What matters is the totality of play. OTOH, to be perfectly frank, my transmuter wizard, a mountain dwarf with a high con, ain't really afraid to mix it up in melee combat all that much. His AC is 18 to start with, and he's got a Staff of Defense, so he can pretty well cast Shield at will (certainly enough times a day that calling his AC22 is quite fair). Sure, he's not going to stand face-to-face in melee with a battlemaster, or even the rogue, but they aren't going to even hit him automatically by a long shot, and that's assuming they DO get face-to-face, which again is already tantamount to failure on my part.

In the party he was part of all the characters did various memorable and interesting things in combat, and often it was the battlemaster, the EK, or the Rogue, that did the big stabby-stabby, but it was more often likely to be true that the wizard did a lot of damage and provided some key aspect of the situation with a spell that made victory possible, or animated an entire plan of action that allowed us to prevail over odds that weren't amenable to hacky-hacky.

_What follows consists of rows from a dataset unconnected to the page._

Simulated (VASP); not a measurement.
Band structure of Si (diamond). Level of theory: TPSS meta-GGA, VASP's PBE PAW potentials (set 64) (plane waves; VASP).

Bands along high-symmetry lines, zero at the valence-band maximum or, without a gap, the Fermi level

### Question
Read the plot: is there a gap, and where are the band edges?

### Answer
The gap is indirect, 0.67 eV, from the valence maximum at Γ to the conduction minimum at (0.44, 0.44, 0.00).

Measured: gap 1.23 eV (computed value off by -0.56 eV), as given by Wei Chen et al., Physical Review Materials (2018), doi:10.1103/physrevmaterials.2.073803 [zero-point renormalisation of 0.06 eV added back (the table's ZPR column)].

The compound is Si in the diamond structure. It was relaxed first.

I think 5e doesn't do badly in terms of giving everyone a degree of capability in a fight, certainly FAR FAR more so than any version of classic D&D. It is still less true than it was in 4e, which is definitely a key aspect of the 'feelz' of 4e. In 4e it was likely that the Rogue might have a utility power or even a combat power that would change the equation (Hide in Plain Sight for instance is a good example of one that could really change things). 5e tends, more than 4e, to restrict those things to casting, though it does provide half-casting subclasses of fighter and rogue that get at least a limited amount of the fun stuff. Tellingly in our group we ended up with a cleric, a wizard, an EK, and an Arcane Trickster as our lineup, and the battlemaster, who actually was an elf and had access to a cantrip (fire bolt IIRC).